Note: As part of a College Teaching and Learning class in which I am enrolled, I will be reflecting weekly on the course I am teaching. I will likely withhold some details and information from these public blog posts to respect the confidentiality and sanctity of my classroom but I hope to be frank about my own actions and emotions as I teach this course for the second time.
I’ve graded the final assignments and submitted final grades (and made one correction to a final grade). The class is over and I now have some time to try to see the big picture and reflect on the class as a whole. I learned some very interesting things from reading the final assignments but I’ll save that for a separate post as that goes well beyond just this one course.

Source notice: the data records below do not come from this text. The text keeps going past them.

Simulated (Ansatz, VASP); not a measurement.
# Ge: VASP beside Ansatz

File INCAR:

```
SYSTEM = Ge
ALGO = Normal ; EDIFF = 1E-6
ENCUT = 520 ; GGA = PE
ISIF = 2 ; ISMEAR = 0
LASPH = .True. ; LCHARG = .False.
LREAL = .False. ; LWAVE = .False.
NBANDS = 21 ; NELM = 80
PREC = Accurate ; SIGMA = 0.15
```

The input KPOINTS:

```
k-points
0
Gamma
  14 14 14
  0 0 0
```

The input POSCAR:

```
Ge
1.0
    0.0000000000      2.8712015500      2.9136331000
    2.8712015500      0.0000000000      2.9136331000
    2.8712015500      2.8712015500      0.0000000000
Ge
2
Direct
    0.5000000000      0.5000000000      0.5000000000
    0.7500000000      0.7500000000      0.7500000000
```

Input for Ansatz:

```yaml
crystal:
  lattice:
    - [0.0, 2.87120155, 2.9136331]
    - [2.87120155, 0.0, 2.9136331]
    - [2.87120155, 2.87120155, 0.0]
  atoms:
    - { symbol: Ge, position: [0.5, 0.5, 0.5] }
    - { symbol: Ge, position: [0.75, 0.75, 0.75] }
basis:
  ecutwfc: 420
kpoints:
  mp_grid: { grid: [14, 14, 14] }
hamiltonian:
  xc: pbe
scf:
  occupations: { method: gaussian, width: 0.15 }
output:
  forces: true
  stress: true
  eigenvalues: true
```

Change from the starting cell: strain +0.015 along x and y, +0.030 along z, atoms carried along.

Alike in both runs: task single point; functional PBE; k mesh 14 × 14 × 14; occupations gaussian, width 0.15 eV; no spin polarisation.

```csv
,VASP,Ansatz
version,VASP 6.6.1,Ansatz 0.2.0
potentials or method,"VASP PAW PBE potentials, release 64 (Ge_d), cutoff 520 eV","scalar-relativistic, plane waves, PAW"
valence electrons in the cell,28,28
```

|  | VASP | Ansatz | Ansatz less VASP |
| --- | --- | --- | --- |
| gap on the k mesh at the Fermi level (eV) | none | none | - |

Taking the course as it was conceived and constructed, I am relatively pleased with how it turned it this second time around. The material flowed much more smoothly this semester and that helped me keep the the ideas and concepts integrated as we changed topics. Although I risked being repetitive, I constantly and intentfully reached back to material we had previously covered to tie it in with the new material and discussions. That was a challenge for me at times but it’s a good challenge to undertake both for me and my students. If it had been too difficult – if I had not been able to tie the ideas together on a regular basis – that would have indicated potentially severe problems with the design of the course.
Eliciting discussion was a constant challenge. I attempted to meet that challenge by varying our activities. I have a lot to learn about how to effectively use active learning activities, particularly those that employ different learning styles and engage more creative skills such as visual and physical skills. In a course designed as this was (with a rather formal structure and flow), I would have liked to have employed more creative activities such as concept maps. We made concept maps on the last day of the class as a way to reflect on everything we had discussed and learned and I was very pleased with the discussion generated by that activity. It’s easy to blame the difficulty of engaging in discussion on the diverse makeup of the class and the general nature of U212 courses as nearly all of the students are in the course solely to pick up a few credits after having dropped another course. It’s also easy to blame it on the fact they’re “just undergraduates” and discussion-based classes are relatively rare for many of them, particularly those still in their first couple of years. There is truth in all of those reasons but I can’t help but view them as excuses.
Ultimately, however, I question whether the class was constructed in the most effective manner to help the students learn about identity and how it is being presented online. Although I incorporated active learning and assessment throughout the course, it was still at its heart an instructor-led course built on the readings that I had collected and thought were interesting and insightful. I am very inspired by the innovations of teachers like Michael Wesch and how he has structured at least one of his classes as student-led, trusting them to be not just students but partners in research and exploration. I imagine that it’s difficult for most experts to put that level of trust in amateurs; even my language – “experts” vs. “amateurs” – betrays some of my emotions and difficulties. But it seems like an incredibly powerful way for people to learn and I hope I can figure out how to integrate those kinds of ideas into my teaching. I think it all comes down to trust: trusting that undergraduates can be mature partners in exploration and trusting that a class without a rigid syllabus stuffed full of pre-selected readings and content can be a meaningful learning experience. Intellectually, I know that it’s not about content but about learning. But that’s a difficult chasm to leap when almost all of my 20+ years of education have been content-centered.
I don’t know if I’ll want to teach this class again, at least in the near future. Logistically, it’s been taught for two semesters and it appears that the powers-that-be want to keep the roster of U212 classes fresh. Teaching is definitely good experience for someone aspiring to the faculty ranks but teaching undergraduates doesn’t carry near as much weight for me as teaching or working with graduate students since higher education programs only exist at the graduate level. And as you can tell by my comments above, if I were to teach this again I would try my best to significantly change the structure of the course to make it less content-centered and instructor-led and more exploration-centered and student-led.